Budweiser Racing Team Notes of Interest
After scoring a fifth-place finish at Pocono Raceway in June, Kevin Harvick and the No. 29 Budweiser Chevrolet team return to the 2.5-mile track, nicknamed the “Tricky Triangle,” this weekend for Sunday’s Good Sam RV Insurance 500.
Harvick will race chassis No. 318 from the Richard Childress Racing NASCAR Sprint Cup Series stable. The No. 29 team utilized this car to score an 11th-place finish at Kansas Speedway earlier this season. Harvick also raced this car to three top-10 finishes in 2010: third at Kansas Speedway (October 3), eighth at Charlotte Motor Speedway (October 16) and sixth at Texas Motor Speedway (November 7).

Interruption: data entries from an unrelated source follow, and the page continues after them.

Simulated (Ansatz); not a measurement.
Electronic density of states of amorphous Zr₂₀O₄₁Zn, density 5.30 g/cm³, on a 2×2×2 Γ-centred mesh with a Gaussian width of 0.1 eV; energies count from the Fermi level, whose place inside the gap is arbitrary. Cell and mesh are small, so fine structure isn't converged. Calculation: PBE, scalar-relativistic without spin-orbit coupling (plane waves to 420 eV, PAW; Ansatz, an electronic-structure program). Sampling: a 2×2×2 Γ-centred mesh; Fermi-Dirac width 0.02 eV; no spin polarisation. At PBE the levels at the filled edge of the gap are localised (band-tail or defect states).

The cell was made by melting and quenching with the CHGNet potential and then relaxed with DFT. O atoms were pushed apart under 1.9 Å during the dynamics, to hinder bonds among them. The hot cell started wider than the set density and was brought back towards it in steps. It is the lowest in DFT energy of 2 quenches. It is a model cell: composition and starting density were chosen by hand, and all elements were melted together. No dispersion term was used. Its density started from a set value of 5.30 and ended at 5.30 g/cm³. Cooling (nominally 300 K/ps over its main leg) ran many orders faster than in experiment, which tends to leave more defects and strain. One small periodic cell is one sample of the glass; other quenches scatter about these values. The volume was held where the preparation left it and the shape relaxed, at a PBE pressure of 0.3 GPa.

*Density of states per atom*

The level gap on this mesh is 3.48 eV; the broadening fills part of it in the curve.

In 21 starts at Pocono Raceway, Harvick has earned five top-five and eight top-10 finishes. His best finishing position at the 2.5-mile track is a fourth-place result, which he’s scored three times (August 2004 and June and August 2010). Harvick’s average starting position there is 20.2 and his average finishing position is 14.0. He’s led just five laps at Pocono, but has completed 95.6 percent (3,910 of 4,089) of the laps run in the races he’s competed in.
Harvick holds a number of impressive loop data statistics at Pocono Raceway: first in green-flag passes (1,121); fifth in closers; fifth in quality passes (560); seventh in speed in traffic; ninth in drivers rating (92.0); 10th in average green-flag speed (158.636 mph); 10th in laps run in the top 15 (1,588 - 63.2 percent); 10th in average running position; and 10th in driver fastest late in a run.
Kevin Harvick on racing at Pocono Raceway:
Looking ahead to Pocono, are there more passing zones there than most tracks you go to?
“Well, the race track creates that with the bumps and the asphalt being wore out. It’s a fun race track to drive because you have options. With the race track being in the shape that it is, there’s a lot of opportunities to make a lot of mistakes with your car sliding, bouncing, the tires falling off, everything that happens. I think from a driver’s perspective, that’s a good thing because you have an opportunity to make your car handle better and have those options to pass people.”
We were just at Pocono a couple months ago. Will the track be the same or will it have changed at all?
“You would think it’d be a little warmer, so obviously the cars should slide around a little bit more than what they did the last time, but it shouldn’t be a huge difference. Pocono is a unique race track in itself with all the bumps and the tires falling off more than a lot of the places we go to. It’ll be the same old Pocono, maybe just a little warmer.”
What was your take on shifting there?
“It was a lot of work – six times a lap. I don’t know who thought of that rule, but they should put them in the car and let them shift with us. I liked it when we used to have the overdrive and you’d shift down the front straightaway and that was it. But, if they allow us to do it again, we’ll do it again.”